The dragon book says separating lexical analysis and parsing is beneficial, so why doesn't ANTLR separate them?

Roger L Costello

unread,

Jun 9, 2022, 12:50:50 PM6/9/22

to

Hi Folks,

Page 84-85 of the dragon book [1] says:

There are several reasons for separating the analysis phase of compiling into
lexical analysis and parsing.

1. Simpler design is perhaps the most important consideration. The separation
of lexical analysis from syntax analysis often allows us to simplify one or
the other of these phases. For example, a parser embodying the conventions for
comments and white space is significantly more complex than one that can
assume comments and white space have already been removed by a lexical
analyzer. It we are designing a new language, separating the lexical and
syntactic conventions can lead to a cleaner overall language design.

2. Compiler efficiency is improved. A separate lexical analyzer allows us to
construct a specialized and potentially more efficient processor for the task.
A large amount of time is spent reading the source program and partitioning it
into tokens. Specialized buffering techniques for reading input characters and
processing tokens can significantly speed up the performance of a compiler.

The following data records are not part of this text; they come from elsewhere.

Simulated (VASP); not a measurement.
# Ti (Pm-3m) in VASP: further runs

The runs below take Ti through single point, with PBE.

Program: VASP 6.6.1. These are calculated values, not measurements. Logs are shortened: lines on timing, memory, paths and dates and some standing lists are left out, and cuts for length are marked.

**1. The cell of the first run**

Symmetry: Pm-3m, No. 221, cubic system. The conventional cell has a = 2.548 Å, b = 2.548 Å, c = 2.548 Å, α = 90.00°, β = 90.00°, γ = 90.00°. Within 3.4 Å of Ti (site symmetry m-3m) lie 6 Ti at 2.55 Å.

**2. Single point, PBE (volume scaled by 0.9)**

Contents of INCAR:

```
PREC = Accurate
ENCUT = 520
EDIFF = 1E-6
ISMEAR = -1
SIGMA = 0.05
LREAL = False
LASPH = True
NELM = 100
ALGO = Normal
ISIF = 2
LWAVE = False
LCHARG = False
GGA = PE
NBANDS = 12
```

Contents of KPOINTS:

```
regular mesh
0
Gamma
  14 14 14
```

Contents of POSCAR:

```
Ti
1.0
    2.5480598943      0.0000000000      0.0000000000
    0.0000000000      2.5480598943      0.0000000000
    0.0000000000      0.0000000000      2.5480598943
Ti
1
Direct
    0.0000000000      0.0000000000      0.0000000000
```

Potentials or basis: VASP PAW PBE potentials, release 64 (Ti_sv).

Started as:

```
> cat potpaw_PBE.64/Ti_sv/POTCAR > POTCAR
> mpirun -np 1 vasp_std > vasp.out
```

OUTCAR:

3. Compiler portability is enhanced. Input alphabet peculiarities and other
device-specific anomalies can be restricted to the lexical analyzer. The
representation of special or non-standard symbols, such as the up-arrow in
Pascal, can be isolated in the lexical analyzer.

Specialized tools have been designed to help automate the construction of
lexical analyzers and parsers when they are separated.
----------------------------
Those seem like compelling reasons for separating the lexical analysis from
parsing, so why does ANTLR not do so; i.e., why does ANTLR combine them?

/Roger

[1] Compilers: Principles, Techniques, and Tools by Aho, Sethi, and Ullman.

Alexei A. Frounze

unread,

Jun 9, 2022, 9:15:57 PM6/9/22

to

On Thursday, June 9, 2022 at 9:50:50 AM UTC-7, Roger L Costello wrote:
> 2. ...

> A large amount of time is spent reading the source program and partitioning it
> into tokens. Specialized buffering techniques for reading input characters and
> processing tokens can significantly speed up the performance of a compiler.

In any decent compiler this amount of time is relatively small compared to optimizations.
Unless we're talking about JIT, which is a different kind of compiling.

> 3. Compiler portability is enhanced. Input alphabet peculiarities and other
> device-specific anomalies can be restricted to the lexical analyzer. The
> representation of special or non-standard symbols, such as the up-arrow in
> Pascal, can be isolated in the lexical analyzer.

ASCII is supported out of the box nowadays. Unicode is available and simply
parsing and storing Unicode code points is straightforward (processing
Unicode text, especially displaying, is problematic, but that should hardly
affect a programming language or its compiler much).

> Those seem like compelling reasons for separating the lexical analysis from
> parsing,

...

> [1] Compilers: Principles, Techniques, and Tools by Aho, Sethi, and Ullman.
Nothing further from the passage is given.